Since my daughter Jennie moved to Austin, TX she’s loved everything about her new hometown except that there’s no Trader Joe’s. When I go to visit, I tuck several of her favorites in my suitcase, but they’re a poor substitute for having our favorite grocer available on a regular basis. For years, TJ’s (as its known to its loyal customers) was something I only experienced when I visited my family in California. I never could adequately explain what made this place so special since calling it a grocery store never seemed quite right. 

When I was moving to Las Vegas, proximity to TJ’s was a big priority. Now a visit to TJ’s is a regular experience for me several mornings a week and I’ve been thinking about all the things that set them apart from other grocery sellers. Some things are obvious. Their product line, for instance, is just theirs. You won’t find brand names mixed in with their offerings. You will, however, find things you never knew you wanted to try. How does that happen?

Besides having all sorts of things you many never have seen before, they also have daily samplings. Never had panettone? Try it and see what you think. Not sure you’d like gingerbread coffee? Have a cup and you might discover a new pleasure.

The product line’s not the only thing that’s different there: the shopping experience itself is unique. If I go to a normal supermarket, I usually zoom through picking up items that I need. TJ’s demands a more leisurely pace since you never know what new treasures might have landed on their shelves overnight. They also move entire sections around in the store from time to time so you really have to pay attention. 

The supermarket I shop at less frequently, has done a fine job of training their employees to recite the same questions to each and every shopper. Not so at TJ’s. It’s actually possible to have a personal interaction with the folks who are working there. After I’d won the weekly store drawing (for which anyone who brings their own bag is eligible), I was paying for my purchases with the gift card they’d given me. I mentioned that I’d won and the checker exclaimed, “YOU’RE Barbara W?” It’s not unusual for a store to post a winner’s name, but it’s pleasantly surprising to know the employees actually noticed.

One hot morning last summer, I walked out of TJ’s, jumped in my car and it refused to start. I went back inside the store and up to the customer service counter to ask if I could use their phone book. One of the fellows working there said, “Let me try starting it. I’ve got jumper cables in my truck.” I breathed a sigh of relief and thought I’d be on my way in a few minutes. It turned out to be more complicated than that, but throughout the ordeal, several employees got involved and offered suggestions until the tow truck arrived. As if I didn’t already love them enough, they won my heart forever that day.

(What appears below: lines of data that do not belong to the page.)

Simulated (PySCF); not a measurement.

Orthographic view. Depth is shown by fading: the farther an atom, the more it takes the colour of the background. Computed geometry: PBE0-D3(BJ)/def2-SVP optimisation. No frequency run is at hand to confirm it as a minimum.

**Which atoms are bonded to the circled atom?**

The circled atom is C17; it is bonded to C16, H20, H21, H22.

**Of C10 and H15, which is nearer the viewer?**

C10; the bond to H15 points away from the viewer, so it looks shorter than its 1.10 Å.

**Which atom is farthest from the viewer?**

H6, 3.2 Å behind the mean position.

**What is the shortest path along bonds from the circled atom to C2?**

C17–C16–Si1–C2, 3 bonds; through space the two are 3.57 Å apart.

Then there are the shoppers. I can’t recall ever interacting with people in other grocery stores the way I do at TJ’s. It’s not unusual for strangers to query one another about items. “Have you ever tried this?” a stranger might ask. One day, I was about to grind coffee and noticed a woman quietly watching me. I flashed a smile and she shyly admitted she didn’t know how the coffee grinder worked. I invited her to come closer and walked her through the entire process. “Oh,” she said, obviously relieved to see how easy it was,”I’ve been wanting to try their coffee, but didn’t know how to grind it.” 

I still smile when I recall standing in front of a jar of something I’d never seen before and saying out loud (I’m not sure why), “Do I like pumpkin butter?” A passing customer nodded and said, “I believe you do.” Turns out she was right.

The way Trader Joe’s communicates with their customers is also different  from the mega-markets. You won’t find a TJ ad in your Sunday paper, but you might find their quarterly Fearless Flyer in your mailbox or at the store. This little advertising piece–a masterful example of storytelling–is such fun to read that regulars eagerly look forward to its arrival knowing some new taste treat will be brought to their attention. 

If you’re a Trader Joe’s fan already, the next time you visit, notice what you enjoy most about the experience. And if you aren’t fortunate enough to live near this creative enterprise, plan your next vacation to include a pilgrimage and see for yourself how imagination can turn mundane grocery shopping into a mini-adventure in pleasure.

2 Responses to “My Love Affair With Trader Joe’s”

  1. David S.

    My wife does 80% of her shopping at TJ’s. Love it, for all the reasons you just said! Easily my favorite store, of any type.